The Grand Lake Stream Snowmobile Club grooms and maintains miles of snowmobile trails for the purpose of hunting, fishing, or just riding Maine’s trails. I just talked with Eric Mauricette and he was part of a team that did trail grooming and brushing over the weekend. Farm Cove trail has been groomed and brushed as well as other trails. This is a great time to include a trip to Grand Lake Stream as part of your trail ridding this winter. The Pine Tree Store is open 7 to 7 everyday with gas, food and other services available for those who seek an adventure.

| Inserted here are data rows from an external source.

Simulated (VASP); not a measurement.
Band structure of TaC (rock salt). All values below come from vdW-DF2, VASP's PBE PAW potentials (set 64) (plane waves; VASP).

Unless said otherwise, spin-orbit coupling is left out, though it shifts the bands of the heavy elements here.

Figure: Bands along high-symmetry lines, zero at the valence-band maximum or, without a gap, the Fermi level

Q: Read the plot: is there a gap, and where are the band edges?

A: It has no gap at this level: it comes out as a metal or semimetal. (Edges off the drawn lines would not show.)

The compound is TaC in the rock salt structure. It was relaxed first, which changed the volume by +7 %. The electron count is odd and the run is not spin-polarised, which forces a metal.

Skiing and Snowshoeing at Musquash Esker. Friday, January 20, 2017 - 1:00 PM to 3:30 PM

Traversing the frozen woodlands of Downeast Maine by cross-country ski or snowshoe is a great way to enjoy a winter afternoon.  On Friday, January 20th, join DLLT Education and Outreach Manager Colin Brown for a group trek along a unique glacial feature, Musquash Esker, located in the Downeast Lakes Community Forest.  Interested participants must bring their own skis or snowshoes and warm clothing.  We will meet at the Downeast Lakes Land Trust office in Grand Lake Stream, and then caravan out to the trailhead.  For more information, please contact DLLT at (207) 796 – 2100 or email cbrown@downeastlakes.org.

Thoughts to think about. Your grandmother was right when she said eat your vegetables!  A sliced carrot looks just like the human eye. When you glance in the mirror the pupil, iris and radiating lines do look just like the eye.  Science is now proving that carrots greatly enhance the blood flow and function of our eyes. 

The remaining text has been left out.